It may sound strange to some parts of the world, but its a fact that drones or unmanned arial vehicle (UAM) have always been banned in India. All the drones you see people flying across the country were all illegal and DGCA had disclosed no official policy except for a draft.
Now DGCA has finally approved and the same would be implemented with effect from 1st December 2018. If you have a drone thats waiting to be flown just like I do have one, its time to get excited and follow the process and then head out and start flying your drone. But wait a minute before you jump off the desk and start looking for your long forgotten drone start shopping for a new one. Here are some information that will help you understand more as to what you should and should not do and if you need permission pertaining to the kind of drone you have. I will also share my personal recommendation based on drone flying experience in countries other than India.
DGCA has classified drones in five categories:
- Nano : Upto 250 grams
- Micro : 250 grams to 2kg and flying bellow 60 meters (200 feet)
- Small : 2kg to 25kg and flying
- Medium : 25kg to 150kg.
- Large : More than 150kg.
Drones would be officially referred to as Remotely Piloted Aircraft System (RPAS)
You can start flying Nano category drones/RPAS without the need for any registration as long as it flies bellow 15 meters (50 feet).
Now the heads up important points
All RPAS/drones except nano and those owned by National Technical Research Organisation (NTRO), Central Intelligence Agencies (CIA) and ARC must register with DGCA and avail the Unique Identification Number (UIN).
Unmanned Aircraft Operator Permit (UAOP) shall be required by all RPA operators except for nano RPAS provided it operates below 15 meters (50 feet), micro RPAS operating below 60 meters (200 feet), and those owned by NTRO, ARC and Central Intelligence Agencies.
Except nano category, all other RPAS must include the following mandatory features
- GNSS (GPS)
- Return-To-Home (RTH)
- Anti-collision light
- Flight controller with flight data logging capability
- RF ID and SIM/ No-Permission No Take off (NPNT).
You can fly drones only during day time that is after sunrise and before sunset and the maximum permitted altitude is 121.9 meters (400 feet)
Operations of RPAS will be approved and controlled through Digital Sky Platform and it would be based on No Permission, No Take off (NPNT) concept. It would have different colored zones which the applicant can see while applying through the platform.
Some of the primary zones are
Red Zone: flying not permitted
Yellow Zone (controlled airspace): permission required before flying
Green Zone (uncontrolled airspace): automatic permission through the app
One can still fly in yellow zone but with prior permission. Further, except nano category, for all other drones the user needs to inform local police before commencement of actual flight.
Under the present approval, the drones/RPAS can not be used for some of the major commercial usage which could bring in changes. For instance, it can not be used to carry humans or animals, it can not be used by businesses to deliver food or merchandise. It may however change in future.

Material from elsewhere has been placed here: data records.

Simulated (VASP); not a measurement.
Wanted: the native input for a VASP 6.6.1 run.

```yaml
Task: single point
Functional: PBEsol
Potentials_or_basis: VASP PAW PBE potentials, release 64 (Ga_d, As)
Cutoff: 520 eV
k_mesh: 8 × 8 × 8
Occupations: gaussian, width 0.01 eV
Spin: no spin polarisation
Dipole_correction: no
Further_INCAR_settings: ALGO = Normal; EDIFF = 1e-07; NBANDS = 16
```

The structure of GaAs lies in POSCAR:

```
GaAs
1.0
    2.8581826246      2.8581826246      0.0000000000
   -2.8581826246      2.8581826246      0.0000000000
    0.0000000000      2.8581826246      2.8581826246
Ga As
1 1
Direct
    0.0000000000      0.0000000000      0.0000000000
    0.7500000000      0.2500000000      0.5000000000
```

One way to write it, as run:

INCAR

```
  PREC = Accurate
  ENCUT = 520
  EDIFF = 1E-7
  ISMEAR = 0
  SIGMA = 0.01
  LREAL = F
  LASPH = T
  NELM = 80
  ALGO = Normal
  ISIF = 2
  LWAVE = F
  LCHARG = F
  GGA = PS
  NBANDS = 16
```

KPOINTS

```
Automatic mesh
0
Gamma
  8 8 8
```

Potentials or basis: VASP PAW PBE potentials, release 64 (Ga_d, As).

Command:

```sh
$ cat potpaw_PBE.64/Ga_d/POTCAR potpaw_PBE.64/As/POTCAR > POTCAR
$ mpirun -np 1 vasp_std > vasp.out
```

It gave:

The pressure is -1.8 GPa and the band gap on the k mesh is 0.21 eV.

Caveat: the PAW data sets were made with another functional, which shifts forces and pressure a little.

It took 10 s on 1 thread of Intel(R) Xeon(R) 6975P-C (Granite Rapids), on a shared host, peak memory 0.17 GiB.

My tips on buying/using Drone
Considering the above regulations, if you intend to use drones in India then buying one that fits your need and interest would be ideal.
Nano: If you want to use it for recreational purpose and to record videos or take pics of family events then a nano drone with good camera would be ideal. This is also an ideal solution for travelers seeking to shoot videos. Note that there are drones which low weight and may fit in for nano but are powerful enough to fly higher than 15 meters (50 feet) and may not fit into the category.
Micro: This I feel would be best of both the worlds because all you need to do is register with DGCA once and then you can use it without the requirement for applying for each flight permission. This is powerful enough to shoot grand events or even record nature and buildings subject to privacy protection. Ideal for a tourer who don’t mind carrying extra weight, a professional photographer and videographer, recreational activity with better quality video and pictures etc.
Small: This is good for high end professionals like a movie company. The downside is that you need to take prior permission before each flight.
Medium and Large: This would be a good fit only for commercial operations.
I wish you all a happy flight. It is a great news for the country as the regulation is regularized now and is being implemented from December. Enjoy your RPAS and play it safe and stay attentive. For complete details you may refer directly to DGCA website.